Murphy's aspirations for free community college are met with the state's current financial troubles
New Jersey Gov. Phil Murphy's (D-N.J.) plan to make community college free during his time in office comes coupled with concerns regarding how such a proposal would be funded and how it would affect the community.
Murphy proposed $50 million in his inaugural budget for fiscal year 2019 directed towards families with household incomes below $45,000, according to NJ Advance Media.
John Weingart, the associate director of the Eagleton Institute of Politics at Rutgers, said that some issues may arise with such a proposal.
“It’s a laudable goal with a large number of challenges that would need to be overcome for it to be realized. I believe it is possible, but I don’t think it is likely," he said.
In addition to questions about its funding, there also exists uncertainties about its impact on the higher-education community at large, Weingart said.
When community college became more affordable in California, a number of students decided to start their education there before transferring to a four-year school, he said.
"If that ever happened on a large scale to Rutgers among other institutions that would be a significant change and could be a serious problem. Even if the money issue is taken care of, there are other challenges to address,” he said.
Weingart said that while Murphy's intention has been to help current and future Garden State students, fiscal challenges that already exist in-state might make it more complicated, and the possible effects need to be seriously considered.
He said he also thinks part of Murphy’s goal is to make sure that talented New Jersey residents attain more education and apply those skills while continuing to live in the Garden State.
“There’s a serious fiscal problem in the state that’s been long standing and acknowledged by all,” he said.
Before free community college becomes available, other needs need to be met such as the need for increased, improved and government services for residents, Weingart said.
Barry Sopher, the undergraduate program director of the Department of Economics, said that there are other issues that need to be solved which might improve economic inequality in education.
“In terms of education I would be more impressed if somebody took a more serious look at how K-12 is financed around the state because I know the state does make transfers, but it really does depend on local property taxes,” he said.
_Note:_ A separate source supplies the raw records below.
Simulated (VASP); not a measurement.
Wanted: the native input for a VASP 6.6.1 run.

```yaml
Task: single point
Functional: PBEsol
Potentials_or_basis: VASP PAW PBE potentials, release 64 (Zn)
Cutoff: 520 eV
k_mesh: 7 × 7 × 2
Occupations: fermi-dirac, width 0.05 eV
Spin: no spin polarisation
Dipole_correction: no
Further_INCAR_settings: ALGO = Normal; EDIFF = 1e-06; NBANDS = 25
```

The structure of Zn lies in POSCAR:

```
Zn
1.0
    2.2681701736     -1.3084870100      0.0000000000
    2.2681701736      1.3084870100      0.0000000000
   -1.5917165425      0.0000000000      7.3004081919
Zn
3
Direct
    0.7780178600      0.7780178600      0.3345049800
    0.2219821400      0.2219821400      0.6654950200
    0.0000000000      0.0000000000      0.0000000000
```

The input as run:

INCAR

That is where the inequality disadvantage starts and if taken care of it would help more people, Sopher said.
“That’s where the disadvantage starts. Wait until college and you would not be able to help as much people as you would have if you took care of the K-12 problem. It’s a certain source of inequality," he said.
He said he thinks that there are other issues that Murphy should be focusing on and that there are problems that arise with such a plan.
“It’s hard to believe something won’t suffer somewhere if we make community colleges free. You’re going to be faced with certain tradeoffs unless you increase the net total in the budget concerning Governor Murphy’s plan," Sopher said.
What is to come will not be known until the budget is adopted at the end of June for the next fiscal year.
“It's admirable for a governor to think in terms of the whole term and not just say that everything has to be done in 6 months. I think this is important for students because the economic inequality in our country has grown so large and is such a serious problem on many fronts that initiatives that are aimed at chipping away at that are worthy of consideration," said Weignart.